Food Crisis in the Sahel
For the third time in a decade, a drought is threatening millions of people in the Sahel, the swath across Africa bordering the Sahara desert. Up to 12 million people, including nearly three million children, are at risk of a severe food crisis without a major humanitarian response to help those affected.
“There’s already 40 percent malnutrition in some areas,” said Bill Canny, CRS Director for Emergency Operations, who recently traveled to Niger to see first-hand the effects of the drought. “It’s a disaster for millions of families.”
Many in the Sahel always live close to the edge as rains come only once a year, meaning the hunger season – when crops and pasture are used up in between harvests – comes every year. This past year, those rains came late if at all and those millions close to the edge were pushed over it, in need of food for themselves and pasture for their animals.
A number of countries have been especially hard hit by poor harvests — parts of Chad, Niger, Mali, Mauritania, Burkina Faso, Senegal, Gambia, Cameroon and northern Nigeria. Approximately 80 percent of the people in these countries rely on agriculture and the late, irregular, and short rainfalls led to low cereal production in many regions. The worst of the crisis is still to come, expected from March to August.
Unless urgent humanitarian action is taken, the situation in the Sahel might unfold just as the devastating drought that gripped East Africa in 2011 did. During the height of that crisis, more than 13 million people were left in desperate need of humanitarian assistance and tens of thousands died from hunger.
While drought has been the major driver of food insecurity in the Sahel, other factors have also contributed to the crisis across this semi-arid region. Bad harvests have led to higher food prices, which went higher still when insects attacked the little crops that did appear, especially in countries like Niger.
“Food prices have gone up, meaning food at local markets is no longer affordable for those who do have money,” Canny said. “I sat and talked with the elders and the women in the villages of Tolkobey and Sangare [in Niger]. The women told me how little food they have for their children. They’re down to eating two meals a day – and in a month it’ll be just one meal. The children who were watching us in the background were showing signs of under-nourishment.”
Manmade difficulties in the surrounding region are also contributing to the problem. The violence in Nigeria and instability in Ivory Coast has restricted the migration of people who depend on seasonal work. Workers returned home from Ivory Coast and Libya due to political violence in 2011, ending a flow of remittances that has affected many families in the region.
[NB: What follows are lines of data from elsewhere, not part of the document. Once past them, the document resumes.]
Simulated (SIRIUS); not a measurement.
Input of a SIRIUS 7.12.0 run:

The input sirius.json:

In the coming months, CRS plans to help those caught up in the Sahel food crisis with food distributions and the provision of animal feed vouchers in Burkina Faso, Mali and Niger. Plans are also in place to assist farmers to better manage meager water resources. Closer to the rainy season, there will be seed distributions for planting as well as cash and food-for-work programs to keep people employed and productive.
“The programs will help build resilience and benefit the communities long-term,” Canny explains.